Labor Law is normally but erroneously understood as the law that governs a particular kind of relationship, namely the relationship of (subordinate) employment. Such an approach yields insuperable definitional problems, invites strategic manipulation, and risks obsolescence of the field. Labor law should instead be understood as the set of techniques and practices for intervention into particular kinds of markets, specifically, markets that will reach suboptimum results without such interventions, because individuated actors cannot overcome collective action problems. While the techniques and practices vary with legal systems, they normally include devices for permitting collective actors to negotiate and agree; special institutions to encourage informal and formal bargaining and resolve disputes; and legally-set minimum terms. While these practices were first developed for intervening into employment markets, their value is not limited to such markets and they may be usefully employed in others.

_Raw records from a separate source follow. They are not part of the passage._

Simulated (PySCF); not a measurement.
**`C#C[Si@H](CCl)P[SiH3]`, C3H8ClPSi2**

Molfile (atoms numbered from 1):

(1) inelasticity of supply;
(2) collective action problems;
(3) low trust and opportunism that prevent the formation of efficient long-term contracts;
(4) inadequate incentives for investment in human capital;
(5) information asymmetries;
(6) monopsonistic buyers;
(7) bilateral monopolies;
(8) cognitive disabilities resulting from individuals' use of decisional heuristics or other rational refusals to invest in information. Deciding whether, for example, physicians should be able to use labor law to form unions to negotiate with health insurance companies, calls for economic analysis of these market failures (if any), rather than the resemblances and dissimilarities of the underlying relationship to 18th century employment.